Film - Willy's Wonderland
Director: Kevin Lewis
Writer: G.O. Parsons
Starring: Nicolas Cage, Emily Tosta, Beth Grant, Caylee Cowan, Ric Reitz, David Sheftell, Kai Kadlec, Christian Delgrosso, Terayle Hill, Jonathan Mercedes
Willy’s Wonderland must have been a walk in the park for Nicolas Cage, the kind of film he could make in his sleep, and this time he didn’t even have to learn any dialogue, he could just be…him.
That’s not to say the film isn’t a lot of fun, it certainly is, unless you are tired of seeing Nic Cage get crazy, but as the old film saying goes, ‘If your tired of Crazy Nic, you’re tired of life’ (well, it’s a saying in my house).

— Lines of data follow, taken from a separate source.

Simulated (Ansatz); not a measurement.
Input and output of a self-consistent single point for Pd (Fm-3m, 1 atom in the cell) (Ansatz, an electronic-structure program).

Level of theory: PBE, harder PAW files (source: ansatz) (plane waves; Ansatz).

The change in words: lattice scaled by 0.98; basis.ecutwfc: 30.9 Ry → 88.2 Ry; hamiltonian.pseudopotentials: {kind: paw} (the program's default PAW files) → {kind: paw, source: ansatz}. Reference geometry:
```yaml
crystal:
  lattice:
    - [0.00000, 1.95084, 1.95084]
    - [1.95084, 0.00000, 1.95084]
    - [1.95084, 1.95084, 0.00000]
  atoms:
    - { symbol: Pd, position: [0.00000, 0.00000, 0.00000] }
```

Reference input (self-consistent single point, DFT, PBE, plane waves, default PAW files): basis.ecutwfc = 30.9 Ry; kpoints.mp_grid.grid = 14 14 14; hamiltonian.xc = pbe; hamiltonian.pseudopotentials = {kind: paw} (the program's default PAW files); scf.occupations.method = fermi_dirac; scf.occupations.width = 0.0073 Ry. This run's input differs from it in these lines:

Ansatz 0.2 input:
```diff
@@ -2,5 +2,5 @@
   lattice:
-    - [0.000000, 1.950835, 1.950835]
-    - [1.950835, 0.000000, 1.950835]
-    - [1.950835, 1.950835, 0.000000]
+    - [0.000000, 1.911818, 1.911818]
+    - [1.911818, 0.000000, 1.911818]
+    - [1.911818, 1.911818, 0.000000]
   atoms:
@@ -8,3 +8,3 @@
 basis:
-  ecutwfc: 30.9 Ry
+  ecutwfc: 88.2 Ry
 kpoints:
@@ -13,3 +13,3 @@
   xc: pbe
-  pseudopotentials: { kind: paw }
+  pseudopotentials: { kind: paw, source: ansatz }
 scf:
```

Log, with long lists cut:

At the start of Willy’s Wonderland Nicolas Cage’s nameless character is hurtling down the road in his muscle car when his tyres suddenly get blown out. He gets picked up by the car repair service from a nearby small town and told the repairs will cost a thousand dollars, but they don’t take credit cards…and none of the ATMs work. Inevitably, Cage’s character is unable to pay in cash, so the mechanic suggests he could work off the amount by taking on a job locally, nothing too difficult, just an overnight cleaning task.
Stetson wearing, cowboy booted, moustache twiddling Tex Macadooa (Ric Reitz) is the man who offers Cage’s character a deal. Tex owns a disused amusement arcade and restaurant called ‘Willy’s Wonderland’ which is in dire need of a good clean up. If Cage agrees to be the ‘Janitor’ for one night, Tex will take care of the repair bill and have ‘the Janitor’s’ car outside, fixed and ready for collection, by the morning. It all seems simple enough, so Cage, a man of few words (no words actually) agrees to be the overnight ‘Janitor’.
Of course, the whole thing is a not-so-elaborate trap. Willy's Wonderland carries a dark secret that The Janitor is about to discover - the place is infested by giant, cartoonish, animatronic creatures, possessed by the spirits of sadistic killers keen to slaughter any who trespass there - and the people of this hick town have made a deal which involves luring in random strangers for a sacrifice, rather than offering any their own kin.
So begins a tough night shift for our protagonist, as he finds himself fighting for survival against a pack of demonic animatronics. His task is made all the more complicated when a group of local teens, led by the feisty Liv (Emily Tosta), decide that the evil place needs to be burned to the ground.
The Janitor is forced to fight his way from one monster to another, trying to survive until morning, but what the craven townspeople didn’t bargain for is that "The Janitor doesn't play nice."
Turns out that ‘The Janitor’ has his own set of priorities. First of all, he is serious about the job in hand. He is such an assiduous cleaner I found myself wishing he would come and get to work on my house. He’s determined to get the dilapidated amusement arcade spick and span. Secondly, he is rigorous in taking his allocated breaks. He has a timer on his watch which sounds an alarm whenever it’s break time, and nothing interferes with that.
In fact, nothing interferes with his routine or with the job in hand, not a bunch of evil, bloodthirsty animatronics, nor a bunch of ‘meddling kids’. The Janitor has a job to do and he’s doing it. There follows a night of Cage relentlessly beating the living daylights out of some genuinely creepy stuffed animals, covered in black oil that spurts from their flailing bodies.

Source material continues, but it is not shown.